KPMG’s own AI-detection systems flagged the activity in August, revealing that the partner had verbatim copied the machine-generated responses.

Beyond the financial penalty, which will be deducted from future income, the partner was forced to retake the qualification and self-report the misconduct to Chartered Accountants Australia and New Zealand (CA ANZ).

A Growing “Cheating” Epidemic

The partner was not alone in cutting corners.

KPMG confirmed that 28 staff members have been caught using AI to game internal exams since the start of the current financial year.

While the partner faces the heaviest fine, the other 27 individuals—at manager level or below—have also faced disciplinary action.

KPMG Australia CEO Andrew Yates admitted that policing the boundary between legitimate AI assistance and academic dishonesty is increasingly difficult.

“It’s a very hard thing to get on top of given how quickly society has embraced it,” Andrew stated, noting that the firm is now implementing stricter controls to block AI access during testing environments.

Regulatory and Political Backlash

The scandal has reignited criticism of the “Big Four” accounting firms’ self-regulatory models.

During a recent Senate inquiry, Greens Senator Barbara Pocock described the system as “toothless.”

She questioned why such breaches are handled internally instead of being mandatorily reported to the Australian Securities and Investments Commission.
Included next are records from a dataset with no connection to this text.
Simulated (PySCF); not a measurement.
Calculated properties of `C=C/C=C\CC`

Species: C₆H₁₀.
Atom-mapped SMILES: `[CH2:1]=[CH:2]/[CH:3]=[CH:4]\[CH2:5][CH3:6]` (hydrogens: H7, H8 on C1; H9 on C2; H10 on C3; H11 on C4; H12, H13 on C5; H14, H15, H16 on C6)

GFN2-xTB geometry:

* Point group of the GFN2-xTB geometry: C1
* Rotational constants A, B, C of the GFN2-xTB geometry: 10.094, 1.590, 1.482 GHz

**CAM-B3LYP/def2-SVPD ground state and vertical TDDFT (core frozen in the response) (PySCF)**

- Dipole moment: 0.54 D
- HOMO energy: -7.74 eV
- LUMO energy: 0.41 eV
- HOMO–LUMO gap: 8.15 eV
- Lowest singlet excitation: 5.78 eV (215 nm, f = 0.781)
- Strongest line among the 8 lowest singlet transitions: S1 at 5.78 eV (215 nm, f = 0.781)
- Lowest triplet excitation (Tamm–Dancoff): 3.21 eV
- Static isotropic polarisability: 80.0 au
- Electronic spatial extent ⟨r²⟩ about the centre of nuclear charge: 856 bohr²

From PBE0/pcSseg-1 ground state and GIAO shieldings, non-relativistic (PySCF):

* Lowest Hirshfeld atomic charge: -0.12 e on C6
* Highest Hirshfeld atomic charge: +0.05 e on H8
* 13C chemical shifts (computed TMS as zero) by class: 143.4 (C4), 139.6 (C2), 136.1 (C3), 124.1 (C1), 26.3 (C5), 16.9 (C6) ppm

This is not KPMG’s first brush with exam fraud.

In 2021, the firm was fined A$615,000. This followed the discovery that more than 1,100 staff members were sharing answers for professional integrity tests.

This latest incident highlights a persistent cultural struggle within the industry.

It reflects the challenge of balancing the push for AI productivity with the necessity of human accountability.